You’ve worked with Sam Mendes for a long time. Is there a defining characteristic he brings to every project, or does he bring different approaches to each?
It’s interesting, because Lehman, as I said, was a different process. I remember talking to him very early on, I said, “This is going to challenge both of us, because it’s not about emotional investment. It’s a play with a real clarity of thought, and you can’t drop it for a moment, your concentration.” It’s not about doing Hamlet or Lear or spilling your guts on the stage. And the same is true of the direction—it’s about clarity of narrative. Sam has always been incredibly good at that, which is why I think he enjoyed this process. He’s always enjoyed the logic of telling a story. It’s more difficult than it looks, making it absolutely clear where the eye goes, where the mind goes, where the heart goes. And he has an amazing memory on the rehearsal floor. He’ll say, “Oh, do you remember five weeks ago you did that? Do you think you should revisit that and see if you can do that again?” He’ll log it all in his head and it’ll come out later if it’s of any use. And I love him—I mean, we’ve been working together for 30 years; it’s almost a puzzle to answer why I like working with him now. He’s just my friend.

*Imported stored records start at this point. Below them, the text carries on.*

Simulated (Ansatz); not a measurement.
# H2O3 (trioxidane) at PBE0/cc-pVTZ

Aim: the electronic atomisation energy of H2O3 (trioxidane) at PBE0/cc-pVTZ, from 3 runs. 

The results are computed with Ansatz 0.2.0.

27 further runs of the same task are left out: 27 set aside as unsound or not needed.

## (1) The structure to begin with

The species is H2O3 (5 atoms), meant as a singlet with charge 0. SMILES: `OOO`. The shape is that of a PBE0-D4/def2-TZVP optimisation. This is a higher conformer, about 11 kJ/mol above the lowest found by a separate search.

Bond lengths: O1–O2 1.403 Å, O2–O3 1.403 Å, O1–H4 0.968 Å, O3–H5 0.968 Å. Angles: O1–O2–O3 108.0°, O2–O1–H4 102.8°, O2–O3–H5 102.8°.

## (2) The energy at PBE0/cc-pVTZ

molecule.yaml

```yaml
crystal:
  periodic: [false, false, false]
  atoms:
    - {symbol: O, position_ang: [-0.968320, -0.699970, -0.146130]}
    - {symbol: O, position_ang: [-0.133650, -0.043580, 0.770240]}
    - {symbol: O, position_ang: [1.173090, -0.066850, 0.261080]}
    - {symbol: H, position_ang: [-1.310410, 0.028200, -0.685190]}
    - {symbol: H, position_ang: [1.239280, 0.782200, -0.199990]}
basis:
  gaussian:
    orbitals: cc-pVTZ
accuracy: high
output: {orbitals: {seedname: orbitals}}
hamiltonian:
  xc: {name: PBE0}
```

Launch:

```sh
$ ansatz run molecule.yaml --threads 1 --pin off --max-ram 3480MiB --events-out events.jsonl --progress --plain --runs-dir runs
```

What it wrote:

Do you see The Lehman Trilogy as a tragedy?
It’s interesting. I think what’s weird about the play is that there’s no judgment made at all about their story. And both in New York and London when we played it, people would come out and go, “Oh, that’s a searing indictment of capitalism,” or, “That’s a celebration of capitalism.” Or, “That’s the perfect American dream,” or, “That collapse is the result of greed.” It really depended on who you were. It’s fascinating; I’ve never done a play like that. All plays require some sort of judgment by the performer; however hard you may try, you’re always going to be saying to yourself, “That person’s a bad person, this person’s a good person.” In a way we don’t say anything here.
When I started, I thought that was a weakness. I think it’s now a strength. It’s up to the audience to decide actually whether the move into super-abstract trading at the end is a bad move, or whether move into building railways was a bad move. It depends where you want to end the story. Of course, it doesn’t end happily, so I suppose in a way it is a tragedy. It’s a story of eventual failure.
Right, something obviously went wrong with the Lehmans, and the question is, what was it that you think went wrong?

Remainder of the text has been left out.